Monday, July 4, 2016

Apache PDFBox 2

Apache PDFBox 2 was released earlier this year and Apache PDFBox 2.0.1 and Apache PDFBox 2.0.2 have since been released. Apache PDFBox is open source (Apache License Version 2) and Java-based (and so is easy to use with wide variety of programming language including Java, Groovy, Scala, Clojure, Kotlin, and Ceylon). Apache PDFBox can be used by any of these or other JVM-based languages to read, write, and work with PDF documents.

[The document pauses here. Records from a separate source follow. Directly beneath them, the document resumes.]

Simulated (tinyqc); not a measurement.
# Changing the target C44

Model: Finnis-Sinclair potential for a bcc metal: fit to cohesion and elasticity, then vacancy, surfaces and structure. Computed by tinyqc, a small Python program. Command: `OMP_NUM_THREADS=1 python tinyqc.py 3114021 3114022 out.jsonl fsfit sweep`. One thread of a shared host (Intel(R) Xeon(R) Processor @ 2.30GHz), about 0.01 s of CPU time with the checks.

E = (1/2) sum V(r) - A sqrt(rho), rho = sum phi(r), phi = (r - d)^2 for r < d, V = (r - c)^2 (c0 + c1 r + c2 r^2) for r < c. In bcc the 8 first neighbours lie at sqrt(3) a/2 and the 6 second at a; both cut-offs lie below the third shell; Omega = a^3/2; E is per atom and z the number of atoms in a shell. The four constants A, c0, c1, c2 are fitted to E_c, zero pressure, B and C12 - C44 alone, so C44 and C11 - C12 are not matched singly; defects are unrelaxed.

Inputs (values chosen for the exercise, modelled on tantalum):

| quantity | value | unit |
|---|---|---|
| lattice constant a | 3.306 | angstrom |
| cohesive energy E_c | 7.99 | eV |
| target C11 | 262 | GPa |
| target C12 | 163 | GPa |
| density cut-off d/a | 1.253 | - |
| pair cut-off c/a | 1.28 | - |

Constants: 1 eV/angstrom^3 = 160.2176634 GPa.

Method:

Apache PDFBox 2 introduces numerous bug fixes in addition to completed tasks and some new features. Apache PDFBox 2 now requires Java SE 6 (J2SE 5 was minimum for Apache PDFBox 1.x). There is a migration guide, Migration to PDFBox 2.0.0, that details many differences between PDFBox 1.8 and PDFBox 2.0, including updated dependencies (Bouncy Castle 1.53 and Apache Commons Logging 1.2) and "breaking changes to the library" in PDFBox 2.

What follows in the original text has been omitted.